From: Bjorn Helgaas <helgaas@kernel.org>
To: Terry Bowman <terry.bowman@amd.com>
Cc: dave@stgolabs.net, jonathan.cameron@huawei.com,
dave.jiang@intel.com, alison.schofield@intel.com,
dan.j.williams@intel.com, bhelgaas@google.com,
shiju.jose@huawei.com, ming.li@zohomail.com,
Smita.KoralahalliChannabasappa@amd.com, rrichter@amd.com,
dan.carpenter@linaro.org, PradeepVineshReddy.Kodamati@amd.com,
lukas@wunner.de, Benjamin.Cheatham@amd.com,
sathyanarayanan.kuppuswamy@linux.intel.com,
linux-cxl@vger.kernel.org, alucerop@amd.com, ira.weiny@intel.com,
linux-kernel@vger.kernel.org, linux-pci@vger.kernel.org
Subject: Re: [RESEND v13 21/25] PCI/AER: Dequeue forwarded CXL error
Date: Tue, 4 Nov 2025 12:45:22 -0600 [thread overview]
Message-ID: <20251104184522.GA1864503@bhelgaas> (raw)

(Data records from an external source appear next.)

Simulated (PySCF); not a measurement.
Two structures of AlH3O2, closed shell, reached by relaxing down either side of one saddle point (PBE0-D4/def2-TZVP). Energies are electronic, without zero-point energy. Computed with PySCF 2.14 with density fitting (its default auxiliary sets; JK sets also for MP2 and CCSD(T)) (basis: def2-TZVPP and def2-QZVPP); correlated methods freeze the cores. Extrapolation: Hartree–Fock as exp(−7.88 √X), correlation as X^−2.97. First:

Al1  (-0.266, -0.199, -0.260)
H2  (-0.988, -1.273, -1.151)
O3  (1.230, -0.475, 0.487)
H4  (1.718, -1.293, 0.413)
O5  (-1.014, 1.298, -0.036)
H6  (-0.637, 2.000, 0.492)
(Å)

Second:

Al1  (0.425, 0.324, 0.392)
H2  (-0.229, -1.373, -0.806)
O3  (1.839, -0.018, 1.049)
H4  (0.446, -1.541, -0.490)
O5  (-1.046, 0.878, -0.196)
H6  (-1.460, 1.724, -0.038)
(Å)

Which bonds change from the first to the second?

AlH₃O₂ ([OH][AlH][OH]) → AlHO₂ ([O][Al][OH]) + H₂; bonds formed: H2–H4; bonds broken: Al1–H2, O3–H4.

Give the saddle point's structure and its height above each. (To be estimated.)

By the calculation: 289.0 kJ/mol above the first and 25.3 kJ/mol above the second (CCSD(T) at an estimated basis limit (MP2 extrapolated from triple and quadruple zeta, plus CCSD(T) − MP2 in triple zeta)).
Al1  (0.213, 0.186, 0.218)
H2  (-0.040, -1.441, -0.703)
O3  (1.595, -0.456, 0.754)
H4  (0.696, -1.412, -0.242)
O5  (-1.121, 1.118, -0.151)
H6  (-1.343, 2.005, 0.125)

In-Reply-To: <20251104170305.4163840-22-terry.bowman@amd.com>
On Tue, Nov 04, 2025 at 11:03:01AM -0600, Terry Bowman wrote:
> The AER driver now forwards CXL protocol errors to the CXL driver via a
> kfifo. The CXL driver must consume these work items, initiate protocol
> error handling, and ensure RAS mappings remain valid throughout processing.
>
> Implement cxl_proto_err_work_fn() to dequeue work items forwarded by the
> AER service driver and begin protocol error processing by calling
> cxl_handle_proto_error().
>
> Add a PCI device lock on &pdev->dev within cxl_proto_err_work_fn() to
> keep the PCI device structure valid during handling. Locking an Endpoint
> will also defer RAS unmapping until the device is unlocked.
>
> For Endpoints, add a lock on CXL memory device cxlds->dev. The CXL memory
> device structure holds the RAS register reference needed during error
> handling.
>
> Add lock for the parent CXL Port for Root Ports, Downstream Ports, and
> Upstream Ports to prevent destruction of structures holding mapped RAS
> addresses while they are in use.
>
> Invoke cxl_do_recovery() for uncorrectable errors. Treat this as a stub for
> now; implement its functionality in a future patch.
>
> Export pci_clean_device_status() to enable cleanup of AER status following
> error handling.
s/pci_clean_device_status/pcie_clear_device_status/
Acked-by: Bjorn Helgaas <bhelgaas@google.com>
> drivers/cxl/core/ras.c | 153 ++++++++++++++++++++++++++++++++++++++---
> drivers/pci/pci.c | 1 +
> drivers/pci/pci.h | 1 -
> include/linux/pci.h | 2 +
Looks like this is primarily a CXL change, and the PCI part is
minimal, so I question the "PCI/AER:" prefix in the subject.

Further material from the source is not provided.